Well, Thanksgiving is over, though I don’t have much to show for it outside of a still-not-put-back-together kitchen and a quick snapshot of my cooked turkey. Years ago, I started hosting Thanksgiving dinner for my family and it just kind of stuck. Those early years I remember being more fraught with stress, having been not very well practiced at cooking so many things at the same time to feed a house full of people. This year, though, I think I can say I’ve successfully mastered the process, and the whole day was relatively uneventful in the best way imaginable.

Our tree is already up and has been for the 365 days prior. It started off with the kiddo – January and February are so bleak and dreary, and they convinced me to leave the tree up a bit longer to help counter the post-holiday blues. But then, before too long, my winter depression became extra spicy and, before I knew it, it was almost May. And, honestly, by that point, I just made peace with it staying up. It was more work than it was worth to take it down just to put it right back up in 6 months, so it stayed.

I’ve done little in the way of decorating anything else. The boxes of holiday decor are somewhat taunting me from the basement. Some of it I really should just go through and get rid of at this point, as it hasn’t been put out for a few years now. Other items I’ve put out yearly only to wonder why, exactly, I’m doing all this work just for extra things to clean around and extra work to put away. It’s the way things go with my brain, I suppose – some years longing for festive decor all over, other years needing a more simplistic season.

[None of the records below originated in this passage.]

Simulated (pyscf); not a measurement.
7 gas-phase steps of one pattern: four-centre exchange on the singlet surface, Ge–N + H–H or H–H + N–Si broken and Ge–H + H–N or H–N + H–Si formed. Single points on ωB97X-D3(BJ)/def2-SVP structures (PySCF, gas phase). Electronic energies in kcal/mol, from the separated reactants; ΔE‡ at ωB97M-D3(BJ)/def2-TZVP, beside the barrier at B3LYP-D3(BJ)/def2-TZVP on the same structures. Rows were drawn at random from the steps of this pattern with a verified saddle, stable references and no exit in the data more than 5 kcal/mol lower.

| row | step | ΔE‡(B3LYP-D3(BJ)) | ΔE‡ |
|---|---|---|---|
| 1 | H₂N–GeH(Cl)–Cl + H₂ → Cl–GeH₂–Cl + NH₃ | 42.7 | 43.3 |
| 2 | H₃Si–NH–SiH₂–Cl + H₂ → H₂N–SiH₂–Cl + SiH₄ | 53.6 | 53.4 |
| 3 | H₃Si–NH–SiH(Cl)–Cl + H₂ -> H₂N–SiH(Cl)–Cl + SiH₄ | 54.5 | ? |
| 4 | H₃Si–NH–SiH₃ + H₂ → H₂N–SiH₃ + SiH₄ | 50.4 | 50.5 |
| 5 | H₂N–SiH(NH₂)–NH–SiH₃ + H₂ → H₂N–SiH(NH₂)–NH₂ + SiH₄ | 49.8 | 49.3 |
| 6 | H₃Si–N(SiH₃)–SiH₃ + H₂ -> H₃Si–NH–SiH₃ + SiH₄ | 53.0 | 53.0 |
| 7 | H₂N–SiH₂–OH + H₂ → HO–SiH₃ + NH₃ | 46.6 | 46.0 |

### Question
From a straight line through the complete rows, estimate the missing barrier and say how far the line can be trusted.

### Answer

Simplistic it is, this year.

I started my holiday baking today. I got it in mind to gift people cookie boxes with a variety of holiday baked goods to enjoy. So, today, I started in on a batch of dough, which I will freeze and then pull out in another 2 weeks or so when I can go on a baking binge so they’re all fresh for gift giving. It seemed like a good idea, at least, when I tried to do holiday gift shopping and got overwhelmed by all the literal junk in the stores. And, yet, I’m sitting here feeling like maybe homemade food gifts – cookies, spice mixes, canned goods, etc – isn’t good enough. There’s a bit of second guessing, I suppose. Will my gift recipients care? Not like their gift? Be bitter they didn’t get something “better”? Will it be seen as cheap, even though materials, time, and labor all cost more than whatever it is I could buy at a store? It’s forever the dilemma of handmade gifts, isn’t it? Whether it’s food-based, hand knit, or hand sewn, it’s always the same fears.